Dan was my roommate. He was a tall guy who, around most people, kept a low profile and was mostly taciturn on most subjects. But when you are roomies, you get to see all sides of a person. There was the public Dan and the one I knew. His sense of humor was like a switchblade: he could cut someone in half with just a few words. The musical education from him was one of a jazz bent. The Yellow Jackets, Steely Dan, and whatever public radio jazz he had recorded. In fact, he used to play the same tapes repeatedly. I don't think he ever owned more than a few.

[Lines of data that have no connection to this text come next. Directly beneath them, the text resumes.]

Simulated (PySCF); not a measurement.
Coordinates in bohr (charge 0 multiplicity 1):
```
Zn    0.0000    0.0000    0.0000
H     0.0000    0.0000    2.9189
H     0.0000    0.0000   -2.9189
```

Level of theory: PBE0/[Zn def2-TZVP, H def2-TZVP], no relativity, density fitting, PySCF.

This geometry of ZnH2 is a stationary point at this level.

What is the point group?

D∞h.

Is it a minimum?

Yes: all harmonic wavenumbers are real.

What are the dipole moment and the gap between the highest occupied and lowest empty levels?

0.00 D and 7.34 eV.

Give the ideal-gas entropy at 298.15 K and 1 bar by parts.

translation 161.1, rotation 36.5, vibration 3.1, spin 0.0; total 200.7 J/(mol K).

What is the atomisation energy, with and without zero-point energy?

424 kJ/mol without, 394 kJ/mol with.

BC I met at a party. When I found out he was a drummer, we hit it off instantly. Bob seemed like a calm, reasonable guy who spoke of a belief that a drummer was nothing more than a timekeeper in a band. Little did I know the fury that he kept hidden in that initial meeting. This was no timekeeper, but a time bomb. Again, whatever unnamed damage had created his penchant for loud, furious and fast drumming (and hell-raising), we shared a very similar psychological makeup. Perhaps it was our inflated egos.

Andy could be appear the most academic of us all. He would sometimes remind me of a writer for a guitar journal. He would push his glasses back up on his nose and spout some obscure factoid about an 18th century guitar practice. Contrast this with the fact that he was from Mullens. Could there be a more depressing place? How a guy who dug esoteric European jazz survived growing up in a Southern hell hole? Also, he was the first person I knew to own a complete copy of the Bach Lute Suites. I wasn't ready to tackle such monumental repertoire.

Contrast all that when the buzzage would take hold. When buzzed Andy would arrive, he was silly and would laugh his ass off.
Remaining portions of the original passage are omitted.